With an abiding faith in modernity balanced by a sense of wonder about the past, Naipaul has explored an astonishing variety of societies and peoples through the prism of his experience. Whether writing about Indian mutinies and despair, Mobutu’s mad reign in Zaire, or the New York mayoral elections, he demonstrates time and again that no one has a shrewder intuition of the ways in which the world works.
Infused with a deeply felt humanism, The Writer and the World attests powerfully not only to Naipaul’s status as the great English prose stylist of our time but also to his keen, often prophetic, understanding.
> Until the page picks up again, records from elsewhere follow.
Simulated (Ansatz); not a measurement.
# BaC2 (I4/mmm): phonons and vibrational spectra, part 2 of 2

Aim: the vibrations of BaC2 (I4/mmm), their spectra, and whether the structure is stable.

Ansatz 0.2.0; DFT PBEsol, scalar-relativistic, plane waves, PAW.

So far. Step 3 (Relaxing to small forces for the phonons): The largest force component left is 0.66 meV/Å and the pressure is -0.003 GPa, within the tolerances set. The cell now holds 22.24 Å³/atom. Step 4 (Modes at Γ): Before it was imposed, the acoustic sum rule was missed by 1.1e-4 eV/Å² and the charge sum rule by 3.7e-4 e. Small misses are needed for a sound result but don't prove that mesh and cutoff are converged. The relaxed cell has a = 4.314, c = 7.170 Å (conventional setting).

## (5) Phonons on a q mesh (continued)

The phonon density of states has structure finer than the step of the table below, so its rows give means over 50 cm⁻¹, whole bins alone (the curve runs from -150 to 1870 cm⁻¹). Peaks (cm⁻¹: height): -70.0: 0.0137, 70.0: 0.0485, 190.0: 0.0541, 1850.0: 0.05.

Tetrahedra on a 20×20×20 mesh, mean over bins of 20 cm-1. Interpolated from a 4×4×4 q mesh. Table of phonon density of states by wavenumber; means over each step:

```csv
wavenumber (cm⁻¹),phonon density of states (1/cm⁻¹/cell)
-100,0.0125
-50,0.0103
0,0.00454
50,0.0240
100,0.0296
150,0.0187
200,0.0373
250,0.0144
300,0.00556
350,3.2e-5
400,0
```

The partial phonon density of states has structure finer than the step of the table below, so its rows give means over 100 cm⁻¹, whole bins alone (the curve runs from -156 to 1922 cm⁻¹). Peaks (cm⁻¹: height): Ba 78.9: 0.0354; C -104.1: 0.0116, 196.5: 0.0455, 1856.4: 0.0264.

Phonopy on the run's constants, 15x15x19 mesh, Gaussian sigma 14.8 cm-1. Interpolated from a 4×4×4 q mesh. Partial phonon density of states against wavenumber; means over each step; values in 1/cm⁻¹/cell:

‘All [of these essays] are worth reading (and rereading), both for the contemporary and historical information and insight they artfully impart and for what they tell us about a uniquely complex writer’ Spectator
PUBLISHERS WEEKLY
The election campaign is a recurring theme in this comprehensive collection of essays spanning four decades and scattered about the globe: India, Zaire, Grenada, Anguilla, the Americas. Civilization's sharpest tool for self-determination serves as familiar backdrop against which Naipaul, with a robust sense of wonder, examines more ancient yet persistent methods of human interaction ritual, magic, myth, prophecy, clans and castes. The Nobel laureate also tackles U.S. politics, from Norman Mailer's 1969 campaign for mayor of New York City to the surreal and religion-amped 1984 Republican National Convention where the wheels of the image-making machine are in constant motion. Through tenacious yet unobtrusive reportage, Naipaul deconstructs the mythologized among them Eva Peron, Mobutu Sese Seko, John Steinbeck, Eldridge Cleaver, the American Dream and how progress falters in the face of ritualism and single-mindedness. Revolutionary movements often fall prey to these, and Naipaul analyzes those derailments, particularly in postcolonial society. While some of his travelogues date back to the early 1960s, they nonetheless seem fresh, speaking to Naipaul's astute and prescient powers of observation. He uncovers the universal in his subjects: the confrontation between East and West, the tension between old and new, between creators and consumers, the nature of power. A champion of the individual and one of civilization's ardent faithful, Naipaul offers his own exilic heritage and literary experience as an example of modernity's prowess. He is indeed a master stylist, his prose precise and fresh. Yet always beating below the words is a true and tender heart. Densely researched with an omniscient touch, some of Naipaul's meditations are more accessible than others, which may, at times, hinder demystification of the man many consider to be the greatest living writer in the English language.